Aurora Vergara, Nidia Góngora, Francia Márquez, Mary Grueso (Colombia), and Amber Henry (United States)
This panel will reflect on how the voices of black, Afro-Colombian, palenquera, and raizal women are represented in the field of arts, politics, community processes, and academia. Participants will talk about the production of images, figures, symbols, and narratives that make it possible to generate knowledge about their past, present, and the production of memory for their future. In terms of methodology, a metaphor of constellations of diasporic routes will be used, built between the roads to the sea and the inter-Andean valleys to weave territories of emancipation and dignity. The goal is to close the activity with analytical codes for institutional, political, and community advocacy.
Friday, August 10 - 9 a.m.
Coliseo El Pueblo, Cali.
Free admission
This performance conference deals with the project carried out by the Argentinian Etcétera collective regarding the neo-extractivist model and its implications for the environment, social health, and human rights. Using projections of images and videos, with humor and satire, this activity invites the audience to learn and provide knowledge about the extractivist mechanism and its consequences. Neo-extractivism is a model of economic development based on looting and appropriation, which was adopted by some South American Governments at the beginning of the 21st century. Its history dates back to the so-called conventional extractivism, a way of accumulating that began more than 500 years ago after the European conquest and colonization of American, African, and Asian territories.
More information: www.neoextractivismo.org
Friday, August 10 - 11 a.m.
Coliseo El Pueblo Cali.
Free admission
Mobile Academy Berlin (MAB) with Hannah Hurtzig (Germany) and Karin Harasser (Austria), Claudia Mosquera, and Maria Victoria Uribe (Colombia)
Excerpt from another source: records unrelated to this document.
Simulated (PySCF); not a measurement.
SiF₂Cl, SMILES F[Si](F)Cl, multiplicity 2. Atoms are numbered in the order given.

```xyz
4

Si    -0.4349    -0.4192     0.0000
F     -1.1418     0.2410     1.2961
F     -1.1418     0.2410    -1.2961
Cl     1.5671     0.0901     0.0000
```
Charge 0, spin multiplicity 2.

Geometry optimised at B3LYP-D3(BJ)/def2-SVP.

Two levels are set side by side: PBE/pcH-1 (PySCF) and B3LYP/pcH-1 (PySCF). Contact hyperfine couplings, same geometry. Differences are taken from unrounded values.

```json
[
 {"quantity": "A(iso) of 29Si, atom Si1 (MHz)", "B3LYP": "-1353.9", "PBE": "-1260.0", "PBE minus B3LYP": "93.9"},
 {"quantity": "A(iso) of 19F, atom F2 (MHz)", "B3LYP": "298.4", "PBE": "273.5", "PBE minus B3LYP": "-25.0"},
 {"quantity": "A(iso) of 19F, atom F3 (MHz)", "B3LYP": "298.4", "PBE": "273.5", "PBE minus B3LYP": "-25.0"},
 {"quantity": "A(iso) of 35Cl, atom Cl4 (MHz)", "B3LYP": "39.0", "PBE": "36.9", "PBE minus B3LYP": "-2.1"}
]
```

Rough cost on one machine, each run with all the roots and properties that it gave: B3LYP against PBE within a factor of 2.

“You cannot talk about what you cannot see. You must definitely talk about what you cannot know. Narrating, making, and hallucinating in the appropriate ambiguity: that is the way to maintain relations with things and beings that are not present”: Mobile Academy Berlin (MAB).
Since 2010, MAB artists and theoreticians have worked on issues related to life sciences and death. This action will weave heterogeneous threads to talk about the future of the dead in the political discourse, history, and science. Maria Victoria Uribe joins in the conversation with her research on images of the dead, while Claudia Mosquera will do the same with her work on the inheritance of slavery in Afro-Colombian culture. Together, they will wonder whether mourning can be considered a way to open the past to the future without forgetting its violent effects on the present. Karin Harasser and Hannah Hurtzig have explored memory relations in Colombia since 2015. In Cali, they will also present the first chapters of “A Chronicle of Some Future Events,” an ongoing project for long-term film viewing.
Saturday, August 11 - 11 a.m.
La Tertulia Museum, Collection Building, second floor, Cali.
Free admission
The works of the Yuyachkani theater group are often the result of crisis, a state that is almost permanent for a collective that since its inception, in 1971, has understood theater as a way to dialogue with their own country and time. "Untitled - Mixed Technique" (Sin título- técnica mixta) (2014) is built within the framework of the public hearings of the Commission for Truth and Reconciliation, which is in charge for establishing responsibilities for political violence and human rights violations in Peru, between May 1980 and November 2000. This work suggests setting a memory site where unclassified information is piled up, and in which actors and viewers intervene in the space of action. Rubio will share the process of creation of this piece by expanding on his writing, theatricals, corporealities, scenic behavior, production, among other issues.
Saturday, August 11 - 3 p.m.
Cinemateca La Tertulia, Cali.
Free admission
Lucrecia Martel (Argentina) and Víctor González Urrutia (Colombia)
A dialogue between two seemingly different paths: that of Lucrecia Martel, endorsed by the worldwide circuit of auteur cinema, and that of Víctor González, devoted to a type of audiovisual practice that connects him with increasing strength to his territory.
Sunday, August 12 - 11 a.m.
Cinemateca La Tertulia, Cali.
Free admission
Alabaos Project: We will meet there, without a shadow and without a face
Adriana Ciudad (Peru-Germany) in collaboration with Nidia Góngora and C.S. Prince (Colombia)
An interdisciplinary project that reflects on the mystery of death and the healing power of the Alabaos performed by the Afro-Colombian singers of Timbiquí, Cauca.
Sunday, August 12 - 3 p.m.
La Tertulia Museum, underground room, Cali.